Aug. 21 (Bloomberg) -- Hewlett-Packard Co. Chief Executive Officer Meg Whitman is benefiting from a surge in personal-computer sales. Now she needs to show she can make progress in other businesses, including software and services.
The Palo Alto, California-based technology provider yesterday posted its first sales growth in 12 quarters, with revenue rising 1.3 percent to $27.6 billion for the fiscal third quarter ended July 31. Profit excluding certain items was 89 cents. Analysts on average were estimating profit of 89 cents a share and sales of $27 billion, according to data compiled by Bloomberg.
Yet even as Hewlett-Packard’s personal-computing business experienced a 12 percent revenue jump for the quarter, sales across the company’s other divisions -- including services, printers and software -- either declined or clocked in at less than 2 percent growth. The uneven results illustrate the challenges Whitman still faces in turning around the technology giant, even after moving to rev up growth with new products and cutting jobs to trim costs since she took over as CEO in September 2011.
“The company is in this longer-term shift toward services and software, and neither of those divisions grew,” said Bill Kreher, an analyst at Edward Jones, who has a hold rating on the stock. “This isn’t necessarily consistent with the long-term plan.”

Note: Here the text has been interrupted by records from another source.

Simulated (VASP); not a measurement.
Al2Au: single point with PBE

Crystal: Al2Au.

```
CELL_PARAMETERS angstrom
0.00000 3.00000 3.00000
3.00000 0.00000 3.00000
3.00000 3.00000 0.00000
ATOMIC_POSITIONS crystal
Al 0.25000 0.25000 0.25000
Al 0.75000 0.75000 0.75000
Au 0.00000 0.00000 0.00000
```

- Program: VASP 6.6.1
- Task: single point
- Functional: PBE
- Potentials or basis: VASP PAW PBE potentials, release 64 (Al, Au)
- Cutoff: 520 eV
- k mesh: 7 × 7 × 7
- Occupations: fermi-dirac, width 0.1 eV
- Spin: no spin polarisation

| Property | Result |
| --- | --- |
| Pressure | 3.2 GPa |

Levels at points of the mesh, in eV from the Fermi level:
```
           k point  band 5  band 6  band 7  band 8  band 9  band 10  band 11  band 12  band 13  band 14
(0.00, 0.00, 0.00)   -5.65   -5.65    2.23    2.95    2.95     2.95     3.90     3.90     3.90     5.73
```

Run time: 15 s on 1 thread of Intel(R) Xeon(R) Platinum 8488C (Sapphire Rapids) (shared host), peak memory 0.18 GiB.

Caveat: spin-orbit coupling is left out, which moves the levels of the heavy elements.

In a conference call, Whitman said Hewlett-Packard has become a stronger company because it has been forged in “the adversity of the turnaround.” She acknowledged there are some declining and flat businesses, and said there are opportunities for growth, especially in PCs where “we believe we can continue to gain share.”
Hewlett-Packard’s stock rose 5.4 percent to $37 at the close in New York, putting the shares at their highest level since July 2011. The stock is up 32 percent this year.
Whitman has stabilized Hewlett-Packard and returned the company to profit over her tenure. She has focused on reducing costs and introducing new products like water-cooled servers and 3-D printers. Whitman, who was recently named chairman after activist investor Ralph Whitworth stepped down for health reasons, in May said she was paring as many as 16,000 more employees, on top of 34,000 already announced.
Sustained sales growth remains elusive. Hewlett-Packard competes with EMC Corp., Oracle Corp., Dell Inc. and others, all of which are facing young competitors that are fielding cheaper and simpler technologies. One of Silicon Valley’s oldest companies, Hewlett-Packard’s product range spans PCs to home printers to software, yet the company has fallen behind in mobile computing at a time when consumers have migrated to smartphones and tablets made by Apple Inc. and Samsung Electronics Co.
Net income for the quarter fell 29 percent to $985 million, or 52 cents a share, compared with $1.39 billion, or 71 cents, a year earlier. The company took a $649 million restructuring charge in the quarter.
For the current quarter, Hewlett-Packard projected profit excluding items of $1.03 to $1.07, in line with analysts’ average estimate of $1.05, according to data compiled by Bloomberg.
Corporate spending on PCs has also helped lift the results of other technology companies recently. Intel Corp. last month forecast revenue that exceeded analysts’ estimates for the current quarter, while Microsoft Corp. said it’s seeing signs of improvement in the PC market. Worldwide PC shipments slipped less than projected in the second quarter as businesses replaced older computers, researcher IDC said in July.
“Where they really stood out was on their PC side,” said Jeffrey Fidacaro, an analyst at Monness Crespi Hardt & Co., who has a buy rating on the stock. “The PC tailwind came in in this quarter, so I think we’ve got another quarter or two in that.”
Hewlett-Packard’s personal-systems group, which sells PCs, saw revenue rise to $8.65 billion in the quarter. Whitman said PCs sold strongly across the board in most regions, excluding China and Russia, though demand in China was good for commercial PCs.
Revenue growth in the company’s other divisions was weaker or declined, with some sales affected by “geopolitical instability in Eastern Europe,” the CEO said.
Sales in the company’s enterprise-computing group, which makes servers and other gear that is sold primarily to businesses, rose 1.9 percent to $6.89 billion from a year ago. Software revenue fell 5 percent to $959 million.
The company announced a water-cooled server in June that will let it chase sales in a part of the market where it hasn’t had products before.
Revenue in the enterprise-services unit, which provides consulting to corporations, decreased 6.4 percent to $5.59 billion. The printer business reported sales declined 3.8 percent to $5.59 billion.